Sri Ram

                   Introduction to Letters from Arunachala

     Over the past quarter century, there has been an increased interest in

Bhagavan Sri Ramana Maharshi, his life and teachings as well as an explosion of

Indian pilgrims particularly around the full moon, who come to be blessed by the

sacred hill Arunachala. Bhagavan was drawn to this sacred hill as a boy and left

his childhood home at Madurai in 1896 to be at Tiruvannamalai where

Arunachala is situated. He stayed at various places near and on Arunachala

before he eventually settled down at the foot of the hill where the present-day

ashram grew around him, and he remained there steadfastly for the rest of his

mortal life. He left his physical body in 1950. When he was still a young man he

would often walk around the hill and he also composed songs in its praise.

Arunachala was his guru.

     The following is a personal account of one with Western heritage

possessing an Eastern yearning heart, who came to Arunachala-Ramana

decades ago along with a steadily increasing trickle of other Westerners who felt

the call of Sri Ramana and the sacred hill.

     The journey is also our journey, for we all travel along a well-defined

path in our efforts to understand who we are and, in this instance, be absorbed

in that embodiment of Grace and Love, Arunachala-Ramana.

     My spiritual journey and the development of an understanding came

slowly over decades and now is shared with you. At times it was painful but I

would not have wanted it any other way for looking back I see how much was

learnt amid tribulation. This journey has not ended and I am still on the way. As

a devotee of Sri Ramana Maharshi, I have learned, as much as my capacity

allows, to trust that higher power which guides all of us if we but recognize and

surrender to it. I was incredibly lucky to come under the auspices of Sri

Ramana Maharishi. I could not wish for more for anyone.

     As a young person, I read Somerset Maughan’s The Razor’s Edge. It

made a powerful impact on me and though it did not provide answers it showed

me that I was not alone in hungering for a greater understanding. This was a

great comfort for a lonely person. We all in our own ways are alone with our

thoughts and feelings which quite often are incommunicable and to know that

there are paths to self-understanding and peace and happiness, paths that

others are also seeking, is the ‘good news’.

     For those who have studied the spiritual paths of various religious

traditions, several important universal truths exist. Among these are: a human

birth is rare and that we should use it to the best of our ability. Another truth is

that there is a way out of suffering and there are infallible methods by which a

person can be released from the wheel of samsara.
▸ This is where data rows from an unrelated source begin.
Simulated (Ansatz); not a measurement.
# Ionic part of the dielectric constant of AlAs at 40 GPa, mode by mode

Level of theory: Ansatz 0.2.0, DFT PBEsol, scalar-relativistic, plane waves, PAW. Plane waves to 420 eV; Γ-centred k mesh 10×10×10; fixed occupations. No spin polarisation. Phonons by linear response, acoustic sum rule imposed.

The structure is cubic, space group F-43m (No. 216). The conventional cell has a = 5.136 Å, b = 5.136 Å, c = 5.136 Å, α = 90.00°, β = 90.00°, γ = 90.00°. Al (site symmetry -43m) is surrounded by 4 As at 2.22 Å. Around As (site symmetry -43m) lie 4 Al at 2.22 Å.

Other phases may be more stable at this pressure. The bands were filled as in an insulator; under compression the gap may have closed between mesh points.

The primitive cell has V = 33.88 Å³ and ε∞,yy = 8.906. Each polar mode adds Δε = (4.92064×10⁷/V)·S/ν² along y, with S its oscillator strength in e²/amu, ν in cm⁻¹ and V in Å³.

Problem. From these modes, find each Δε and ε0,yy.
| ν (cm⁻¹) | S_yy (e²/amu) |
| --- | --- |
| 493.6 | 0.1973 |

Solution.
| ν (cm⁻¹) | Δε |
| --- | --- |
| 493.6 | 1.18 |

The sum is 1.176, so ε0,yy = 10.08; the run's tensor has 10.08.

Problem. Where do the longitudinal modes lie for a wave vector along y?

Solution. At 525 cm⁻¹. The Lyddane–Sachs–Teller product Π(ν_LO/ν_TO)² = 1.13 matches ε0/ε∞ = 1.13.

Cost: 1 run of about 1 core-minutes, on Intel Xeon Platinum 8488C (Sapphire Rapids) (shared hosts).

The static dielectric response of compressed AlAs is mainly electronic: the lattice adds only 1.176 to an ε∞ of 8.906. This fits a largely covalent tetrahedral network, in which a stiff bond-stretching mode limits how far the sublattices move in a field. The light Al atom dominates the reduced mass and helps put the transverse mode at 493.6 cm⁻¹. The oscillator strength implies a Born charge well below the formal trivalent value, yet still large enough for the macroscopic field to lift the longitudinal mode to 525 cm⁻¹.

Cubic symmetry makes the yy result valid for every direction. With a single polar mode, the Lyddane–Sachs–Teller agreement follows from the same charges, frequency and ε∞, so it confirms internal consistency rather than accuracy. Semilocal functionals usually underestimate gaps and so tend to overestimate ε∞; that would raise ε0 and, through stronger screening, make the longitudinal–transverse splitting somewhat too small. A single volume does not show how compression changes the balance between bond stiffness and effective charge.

     The intention of the following series of short articles is to assist readers

on their own spiritual journey. Each of us is unique and each has their own path

to travel. If we are true to ourselves, we are following our svadharma.

According to Hinduism, svadharma is our distinctive destiny that is moulded by

our past actions in a former life, what we expect to fulfil in this life and how

what we do today will affect our future. Chapter three, verse 35 of the

Bhagavad Gita states: “It is better to perform one’s own prescribed duties

imperfectly rather than to perform another’s duties perfectly. It is better to die

while performing one’s own duties, for executing the duties of another is

fraught with uncertainty.”

     Often, we do not know what is our svadharma and many of us spend our

lives enquiring as to what is our purpose in life. Another way to put the question

is to ask what is the meaning of my life? Anyone who knows their purpose in

life in general or more especially in a certain circumstance can endure and find

meaning in almost any difficulty. An easy example is a mother who sees her

child in physical danger. She will immediately without thinking do whatever it

takes to save the child. This is svadharma. What is it in our own lives that

motivates us to protect and nurture all that is best in us? What are the demands

on us to which we seek answers that may be hard and unpalatable? It is our

svadharma driving us.

     If we are fortunate, we come across a tradition or a teacher who can

correctly guide us. For those who seek guidance in the living teachings of

Bhagavan Sri Ramana Maharshi, we could not ask for more.